Pathways was in the makings long before the doors even opened. A number of participants and staff worked together at a different facility. The participants wanted a program where they had more control over their day to day activities. In 1999 the Executive Director left her position at the former program and began working on developing a new participant driven program. In March of 2000 the 501C-3 status was granted and the program opened October 2000. Nine participants from the original program moved over to Pathways with their vision in place.
That is a bold statement but a true one. Everyone at Pathways takes real pride in their efforts towards increasing independence. While it may not be visible when someone walks in the door, each activity is designed to be fun but functional. A good example is a video game. While playing a game looks like a fun activity, that hand and wrist skill actually gave a participant the strength needed to open a bag of chips. While that victory seems small to some, to others it’s a huge step in independence. After that chip bag came ziplock bags and then containers. Now we have someone with increased independence at lunchtime. As an adult it feels much better to go out into the community at mealtime and be able to eat more independently.

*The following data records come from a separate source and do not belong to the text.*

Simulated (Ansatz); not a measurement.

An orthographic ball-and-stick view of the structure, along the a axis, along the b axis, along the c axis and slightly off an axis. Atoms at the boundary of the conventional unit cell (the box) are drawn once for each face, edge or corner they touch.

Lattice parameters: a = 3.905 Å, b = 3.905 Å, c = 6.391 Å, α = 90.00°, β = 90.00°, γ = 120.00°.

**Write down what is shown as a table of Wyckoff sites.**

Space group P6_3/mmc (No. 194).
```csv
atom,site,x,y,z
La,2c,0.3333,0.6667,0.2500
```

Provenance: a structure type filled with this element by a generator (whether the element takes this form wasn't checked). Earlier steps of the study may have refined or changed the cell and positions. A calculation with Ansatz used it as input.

Another major skill we work on is using technology. Advances in this area have opened all types of possibilities for the people we serve. Technology has given many people at Pathways a voice they never had before. They also are able to access the world the internet has to offer by using adaptive technology.
While each participant is responsible for working on their own independence, as a group, decisions are made by majority vote. Each of us gives input into what grants we apply for, what major purchases we make as well as who enters the program. Interviews of new staff are conducted by a panel of participants with the final decisions made by the Executive Director.